Back in 2002 Brazil won the World Cup, which is exactly what was expected. Why, because they were the favourites? Well no actually they weren’t, in fact there were other much more fancied teams, but all of these crashed out of the competition fairly early on. But of course Brazil were bound to win the cup; it was in the numbers. What? Well in the few weeks leading up to the competition in the Far East, somebody noticed the following little relationship:
Brazil had previously won the World Cup in 1994, and before that in 1970. If you add 1994 to 1970 you have a total of 3964.
Argentina won the World Cup last in 1986, and before that in 1978. If you add 1986 to 1978 you have a total of 3964.
Germany last won the World Cup in 1990, and before that in 1974. Yes if you add those numbers together you once again get 3964.
Now for the clever (dare one say predictive) part. Applying this formula (which has been right three times before) we can take the total of 3964, deduct 2002 for this year’s competition, and get the answer 1962. Clearly whoever were champions in 1962 would win in 2002. Well Brazil won in 1962 and of course did so again this time! All of this calculation (coincidence and wishful thinking more like) came crashing down with the results of the 2006 competition. Using our trusted system (!) we could have calculated that Brazil should have won again – but unfortunately Italy ruined things by lifting the trophy.
So what’s going on with this little formula? Well in fact very little. It’s just a very nice example of coincidence, nothing more; no supernatural force is guiding the destiny of World Cup winners, the results above may just be a fluke, but they are also extremely selective. Of course it’s hard not to be impressed by the initial run of success for this little formula, but in doing so we are forgetting some very important factors. The data above is a very narrow selection, there are plenty of examples where the formula just doesn’t work, and of course as there have only been seventeen World Cup competitions, the data sample is just too small to be meaningful. Once again the human mind is impressed by statistics that are in fact insufficient and therefore probably unreliable – as was neatly demonstrated by the 2006 outcome.
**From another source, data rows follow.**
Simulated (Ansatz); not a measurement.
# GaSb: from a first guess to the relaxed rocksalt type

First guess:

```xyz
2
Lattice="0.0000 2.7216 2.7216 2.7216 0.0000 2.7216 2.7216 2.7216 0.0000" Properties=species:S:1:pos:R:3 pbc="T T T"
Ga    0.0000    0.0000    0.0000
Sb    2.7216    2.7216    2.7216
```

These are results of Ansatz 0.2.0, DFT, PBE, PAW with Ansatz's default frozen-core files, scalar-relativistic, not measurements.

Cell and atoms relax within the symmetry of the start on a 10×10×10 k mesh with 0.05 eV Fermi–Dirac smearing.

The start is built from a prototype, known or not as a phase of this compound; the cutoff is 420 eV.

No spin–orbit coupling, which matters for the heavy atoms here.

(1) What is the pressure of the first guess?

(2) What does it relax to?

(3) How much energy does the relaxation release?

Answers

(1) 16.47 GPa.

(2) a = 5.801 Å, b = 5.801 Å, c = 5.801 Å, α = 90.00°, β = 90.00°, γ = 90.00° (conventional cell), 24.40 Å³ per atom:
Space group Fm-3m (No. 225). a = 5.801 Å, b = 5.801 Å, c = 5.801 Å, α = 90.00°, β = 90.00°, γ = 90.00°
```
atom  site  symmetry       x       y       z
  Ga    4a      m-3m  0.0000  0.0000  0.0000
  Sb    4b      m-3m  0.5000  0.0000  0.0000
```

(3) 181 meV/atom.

Large amounts of academic research has shown time after time that we are over impressed by coincidences. We place too much faith in seemingly amazing coincidences when in fact many such events are far more commonplace than we imagine. Given the mindset of financial markets it is not surprising that many events are given undue importance or attention because they are seen as significant when in fact they are merely coincidences. It is more interesting and impressive to reel off an amazing relationship in the marketplace than to coolly stand back and see that it was just a coincidence with no serious meaning. As we observed earlier the market is gripped by meaning and relevance; events are always supposed to happen for a reason or an underlying motive. The term coincidence is rarely if ever heard in the market; it is simply not recognised as a legitimate explanation for any market move. Chance is given little house room in such an atmosphere.